Fiction vs Non-fiction (with cameos by Jim Jarmusch, James Frey & Truman Capote)

Over the years I’ve had more than one person announce “I don’t read fiction” upon hearing that I’m a writer of stories and novels.  When asked why, these people told me that it was because fiction is not true.  These same people, when asked whether they went to the movies or just took in the latest “very serious” documentary on war or obesity or the disappearing naked tribes of the Amazon (who are very lean, by the way), replied that of course they went to the movies.  Perhaps they even identified with a character, shed a tear, or decided to leave their families and find themselves in Alaska or the Andes or Timbuktu. Jim Jarmusch’s Down By Law convinced me that life could not go on if I didn’t take a swamp boat through Louisiana’s Bayou.  Perhaps a guide to alligator hunting would have had the same result, or the latest spate of reality shows like Cajun Justice and Swamp People, but probably not.

When I teach creative writing, I dedicate one class to a discussion on the difference between fiction and non-fiction.  The different expectations  a reader has when approaching an autobiography vs a novel comes up, and inevitably we end up talking about A Million Little Pieces by James Frey, who was publicly spanked by Oprah for giving into the impulse to make his memoir more exciting by fudging the facts a bit.  No one batted an eye when Truman Capote embellished In Cold Blood in what he called his “non-fiction novel,” but those were other times, and I guess he didn’t embarrass the queen of daytime t.v.  It was when his fiction read too much like non-fiction that the ladies who lunch hung him out to dry.  Uncomfortable bedfellows, fiction and non-fiction, although they have much in common.

Anything you read includes certain things and excludes others.  All writers have a point of view and a story they want to get across.  I once gave a talk at a college where my first book was being studied, and a young woman raised her hand and asked me why I was so unfair to Greeks in one story, why I didn’t also talk about all the good things about them. I replied that I was a writer of fiction, not a sociologist, and thus was not responsible for a fair portrayal, but for telling the story I needed to tell completely.  (I take this opportunity to share my favorite Marguerite Yourcenar quote: “Everything that any one of us can do to help or hinder his fellow-man has been done, at least once, by a Greek.”)

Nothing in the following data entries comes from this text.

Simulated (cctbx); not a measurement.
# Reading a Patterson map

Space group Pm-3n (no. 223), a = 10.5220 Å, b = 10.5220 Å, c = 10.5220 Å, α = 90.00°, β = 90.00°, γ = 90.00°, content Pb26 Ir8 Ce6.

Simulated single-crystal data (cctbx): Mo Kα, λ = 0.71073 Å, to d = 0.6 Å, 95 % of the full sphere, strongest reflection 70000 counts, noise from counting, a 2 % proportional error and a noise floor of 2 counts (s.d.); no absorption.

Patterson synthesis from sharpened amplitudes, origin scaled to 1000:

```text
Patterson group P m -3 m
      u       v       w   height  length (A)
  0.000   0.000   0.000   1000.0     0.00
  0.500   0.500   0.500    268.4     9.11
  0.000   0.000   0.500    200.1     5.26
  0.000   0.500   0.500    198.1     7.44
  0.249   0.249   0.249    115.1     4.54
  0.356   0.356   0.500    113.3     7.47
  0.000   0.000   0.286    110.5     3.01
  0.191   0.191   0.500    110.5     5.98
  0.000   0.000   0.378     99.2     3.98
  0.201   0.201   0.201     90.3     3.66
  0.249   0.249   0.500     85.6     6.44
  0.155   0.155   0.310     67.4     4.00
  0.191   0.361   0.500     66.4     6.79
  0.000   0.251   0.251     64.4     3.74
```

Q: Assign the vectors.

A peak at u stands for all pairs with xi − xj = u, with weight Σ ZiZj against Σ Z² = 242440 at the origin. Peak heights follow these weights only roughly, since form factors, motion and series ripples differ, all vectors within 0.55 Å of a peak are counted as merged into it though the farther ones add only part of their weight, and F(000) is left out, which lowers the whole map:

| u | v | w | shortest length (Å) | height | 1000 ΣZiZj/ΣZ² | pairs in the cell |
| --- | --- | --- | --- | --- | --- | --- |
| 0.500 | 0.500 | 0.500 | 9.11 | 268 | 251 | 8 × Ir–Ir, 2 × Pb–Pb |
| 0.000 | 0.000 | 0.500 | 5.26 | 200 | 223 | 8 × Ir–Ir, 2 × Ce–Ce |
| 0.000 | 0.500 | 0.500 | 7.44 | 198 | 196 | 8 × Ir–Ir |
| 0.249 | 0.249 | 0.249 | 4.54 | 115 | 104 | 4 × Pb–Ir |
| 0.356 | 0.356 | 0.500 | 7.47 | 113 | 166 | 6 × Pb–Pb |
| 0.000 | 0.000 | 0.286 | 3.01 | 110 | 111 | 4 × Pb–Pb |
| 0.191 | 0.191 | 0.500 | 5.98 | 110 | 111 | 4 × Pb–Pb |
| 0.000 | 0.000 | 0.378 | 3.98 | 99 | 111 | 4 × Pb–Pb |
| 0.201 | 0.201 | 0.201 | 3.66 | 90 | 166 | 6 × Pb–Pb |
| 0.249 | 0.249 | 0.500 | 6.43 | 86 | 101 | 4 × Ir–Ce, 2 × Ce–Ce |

When I teach essay-writing and rhetoric, I also point out that although it gives you credibility to tip your hat towards your opposition, your argument should focus on the points that will persuade your reader of your superiority.  So it is with most works of non-fiction.  You don’t get the whole truth and nothing but the truth, but a slice of it.  In that sense, fiction can actually give you a more expansive view of a world, a time, or the dynamics between people, between past and present.  Unlike history, it is not necessarily written by the victors.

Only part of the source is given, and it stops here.